Quaternions are mathematical operators that are used to rotate and stretch vectors. This article provides an overview to aid in understanding the need for quaternions in applications like space navigation.

Accurately locating, shifting, and rotating objects in space can be done in a variety of ways. The more familiar and easy to visualize roll, pitch, and yaw are limited and should be replaced in certain cases with the more robust quaternion. As the position and orientation of the object change, a mathematical device known as a quaternion is used to rotate and scale the original vector.

Objects in a three-dimensional space can be located in a coordinate system with three numbers that extend from the origin of the coordinate system to a point in space, creating a position $$\textbf{r}=(x,y,z)$$ vector. If the position of the object changes, the vector will be in a new location and perhaps be of a new length. We need a way to measure or calculate the changes between two vectors.

The Problem with Roll, Pitch, and Yaw

Most readers are likely aware that objects that rotate through space can be described by their angle of rotation along three axes. Any rotation in space can be described by a combination of these rotations.

Gimbals above provide yaw, roll, and pitch movements. Image credit: Mark Hughes (made with Mathematica)

The rotation axes are not always independent, and solutions are not always unique. It is possible for the plane of two gimbals to align, and a condition known as gimbal lock occurs. In gimbal lock, two of three gimbals are parallel or very nearly parallel, and what began as three degrees of freedom (yaw, pitch, and roll) reduces to two degrees of freedom—two axes of rotation can describe the same rotational motion. At the same time, one degree of freedom is lost and that information disappears. Once gimbal lock occurs, it is impossible to reorient the axes without an external reference.

When the green circle is aligned or close to aligned with the red circle, movements of the red circle and the blue circle coincide and "gimbal-lock" occurs. Image credit: Mark Hughes.

You might remember hearing the term gimbal lock from the movie about the Apollo 13 mission. Had gimbal lock occurred after the explosion, the astronauts' inertial measurement unit would have lost track of their position in the celestial sphere, negatively affecting their already desperate situation.
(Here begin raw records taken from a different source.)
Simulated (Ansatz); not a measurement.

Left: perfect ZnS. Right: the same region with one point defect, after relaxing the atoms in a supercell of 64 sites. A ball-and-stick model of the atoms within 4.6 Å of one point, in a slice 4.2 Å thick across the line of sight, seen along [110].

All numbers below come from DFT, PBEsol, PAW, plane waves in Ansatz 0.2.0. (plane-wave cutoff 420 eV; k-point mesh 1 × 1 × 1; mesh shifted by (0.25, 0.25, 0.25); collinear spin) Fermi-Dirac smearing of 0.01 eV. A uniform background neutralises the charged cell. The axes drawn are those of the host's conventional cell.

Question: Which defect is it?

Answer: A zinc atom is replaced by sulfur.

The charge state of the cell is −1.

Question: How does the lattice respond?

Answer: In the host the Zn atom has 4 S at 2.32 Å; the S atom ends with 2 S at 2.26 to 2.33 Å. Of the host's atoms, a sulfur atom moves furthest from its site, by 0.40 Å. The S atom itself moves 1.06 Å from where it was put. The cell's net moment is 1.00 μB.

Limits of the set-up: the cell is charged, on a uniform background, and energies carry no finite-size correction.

Now for a look at the mathematics behind gimbal lock.

***Note to readers: To maintain readability on small devices, all instances of cos(x) have been replaced with Cx, and all instances of sin(x) replaced with Sx. You can view the full equations by clicking on the images.

Rotating a vector $$\textbf{r}=(x, y, z)$$ around a single axis requires a rotation matrix. The three-axis gimbal shown above has three axes that correspond to three rotation matrices.

Shown above are three separate 3×3 transformation matrices. (A z-y-z transformation around angles α, β, γ)

Mathematically, a 3×3 rotation matrix is the product of three sequential rotations.

3×3 matrices, when consecutively multiplied, result in a single 3×3 matrix. Shown above is a z-y-z rotation around angles α, β, γ

Multiple transformation matrices exist, and they can be applied in various orders. The twelve rotation sequences can be divided into two categories: Proper Euler angles, where one axis of rotation is repeated (x-z-x, x-y-x, y-x-y, y-z-y, z-y-z, z-x-z), and Tait-Bryan angles, which rotate around all axes (x-z-y, x-y-z, y-x-z, y-z-x, z-y-x, z-x-y).

I arbitrarily chose the z-y-x transformation matrix to work with in the examples below.

Above is a transformation matrix that rotates z-y-x around α, β, γ

Gimbal lock becomes mathematically apparent in our example matrix when $$\beta=\frac{\pi}{2}$$ is substituted into a z-y-x transformation matrix (other transformation matrices fail with different conditions). As the angle $$\beta \to \frac{\pi}{2}$$, $$Cos(\beta) \to 0$$ and $$Sin(\beta) \to 1$$. You can see below the simplifying effect that has on the matrix.

As β is evaluated at or near $$\frac{\pi}{2}$$, the $$Cos(\frac{\pi}{2})$$ causes several items in the matrix to go to zero.

In the example above, substituting $$\beta=\frac{\pi}{2}$$ and $$Cos(\frac{\pi}{2})=1$$ into the original matrix eliminates several terms.

Another way to look at the problem is to take the original transformation matrix (I again chose z-y-x) and use trigonometric identities to bring variables together inside the trigonometric function.  Pay attention to the initial interdependence of the angles.

z-y-x roll-pitch-yaw transformation matrix with trigonometric identities applied to show the interdependence of the variables α, β, γ

After substitution, the only relationship between angles that survives is $$\alpha+\gamma$$.

The only variable that can now change is $$\alpha+\gamma$$ (with $$\beta=\frac{\pi}{2}$$).

By fixing $$\beta=\frac{\pi}{2}$$ we have eliminated all cases of $$\alpha-\gamma$$, sacrificing a degree of freedom.

While it is easy to visualize roll, pitch, and yaw, if you are designing a system that is able to freely point in any direction in space, you will eventually encounter gimbal lock.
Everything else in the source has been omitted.